‘I was in prison, and you came to visit me’
October 17, 2023
Any self-respecting Christian seminary will teach its students that the Jesus sheep and goat story in Matthew 25 is a mandate to care for the less fortunate in society, including those in prison.
Some seminary students take this to heart by becoming prison chaplains, but New York Theological Seminary (NYTS) does not stop there. For decades, this unique seminary has focused on Jesus’ call for engagement with inner city social issues of poverty, underserved educational systems, racial disparity, and this year inaugurated a graduate theology program in a maximum-security prison for women.
In 2019, when Dr. LaKeesha Walrond joined NYTS as its first female president and learned of the seminary’s long history of theology programs for incarcerated men, her immediate question was, “What about incarcerated women?”
A Master of Professional Studies (MPS) program was quickly scheduled at Bedford Hills Correctional Facility for women in bucolic Westchester County, one hour north of New York City, and populated with close to 600 women, mainly from the New York City area.
This summer, a class of nine incarcerated women joyfully received their master’s degree certificate in a festive ceremony performed by NYTS’ top management and faculty team, in front of attending family members, friends and community volunteers. Walrond said, “This program is really about restoring humanity and letting the women know they have transferable skills to prepare them for the best life they can have while on the inside and for when they come home.”
“Teaching in a maximum-security prison is a unique experience for seminary professors,” says Dr. Nancy Fields, who is the Assistant Professor of Supervised Ministry at NYTS and a key member of the teaching team. “The teacher learns from the student what to teach. The teacher is learning, and the student is learning. That is what I bring to this experience, because the students are teaching each other through small groups and assignments, in which they get an opportunity to share and bond. This is important in an environment where the women are conditioned not to trust because you always must watch your back.”

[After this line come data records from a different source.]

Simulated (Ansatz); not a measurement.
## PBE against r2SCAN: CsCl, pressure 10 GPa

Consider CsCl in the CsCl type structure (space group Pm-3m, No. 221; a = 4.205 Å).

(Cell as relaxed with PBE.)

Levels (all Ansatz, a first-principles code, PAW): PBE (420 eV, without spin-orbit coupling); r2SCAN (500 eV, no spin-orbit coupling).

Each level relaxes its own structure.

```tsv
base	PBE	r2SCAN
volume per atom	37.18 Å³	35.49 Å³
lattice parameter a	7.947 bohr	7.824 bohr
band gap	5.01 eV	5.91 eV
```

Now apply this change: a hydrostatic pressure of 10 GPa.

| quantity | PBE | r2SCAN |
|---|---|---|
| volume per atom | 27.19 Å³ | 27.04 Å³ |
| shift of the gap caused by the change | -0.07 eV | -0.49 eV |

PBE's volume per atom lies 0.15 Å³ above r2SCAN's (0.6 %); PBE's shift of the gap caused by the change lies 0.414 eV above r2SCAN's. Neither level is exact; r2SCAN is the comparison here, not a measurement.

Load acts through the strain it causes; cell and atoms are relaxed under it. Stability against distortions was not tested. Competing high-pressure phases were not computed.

The MPS Program is chaired by Dr. Willie D. Francois III, who in addition to serving as associate professor of Liberation Theology at the seminary oversees the MPS program at the Bedford Hills prison and the seminary’s MPS program at the Sing Sing Correctional Facility, a maximum-security male prison located on the Hudson River in the township of Ossining.
Of his experience as director of this seminary outreach effort, he says, “The MPS program furnishes the greatest opportunity, to date, to fulfill my vocation as an abolitionist as I attempt to do life with brilliant women and men curious about human potential, justice and the sacred.”
The bold action by Walrond to bring the seminary program to a female prison not only recognizes the increasing incarceration rate for women but demonstrates the seminary’s ability to carry forward the NYTS spirit of adapting to changing world situations, demonstrated since its inception in 1900.
A good example in 1968 was hiring Dr. George W. Webber as president. A graduate of Union Theological Seminary in New York City and a World War II veteran, Webber was tasked with rescuing the rapidly declining seminary located in a posh district between the Waldorf Astoria Hotel and the United Nations. He did this successfully by restructuring the seminary’s financials, selling the 12-story building, moving to rented space in downtown Manhattan and focusing on inner city ministry.
In the early 1980s, this realignment of the seminary’s outreach included a master’s program in Sing Sing Correctional Facility. Since that launch, the program has graduated about 15 men per year. According to Francois, “The success of the program ranks well beyond our 0% recidivism rate during the last 10 to 12 years, though we take great pride in such metrics. More so, we marvel at what our graduates go home to produce as social workers, educators, anti-incarceration nonprofit leaders, social entrepreneurs and activists.”
The Rev. Dr. Hans Hallundbaek is a proud graduate from the NYTS Master of Divinity and Doctor of Divinity programs and is excited about the seminary’s prison theology programs and its potential around the country and the world. Presbyterians worldwide will be pleased to know that Union Theological Seminary was founded in 1836 by Presbyterians.
Today’s Focus: Answering the Matthew 25 call, theology program for incarcerated women
Let us join in prayer for:
Let us pray
Good and gracious God, we give heartfelt thanks for your abiding presence, which continues to enliven the faithful worship and service in congregations large and small across our denomination. Keep us faithful in our service and show us how we can encourage one another as we seek to continue to bear fruit and grow in the knowledge of you. Amen.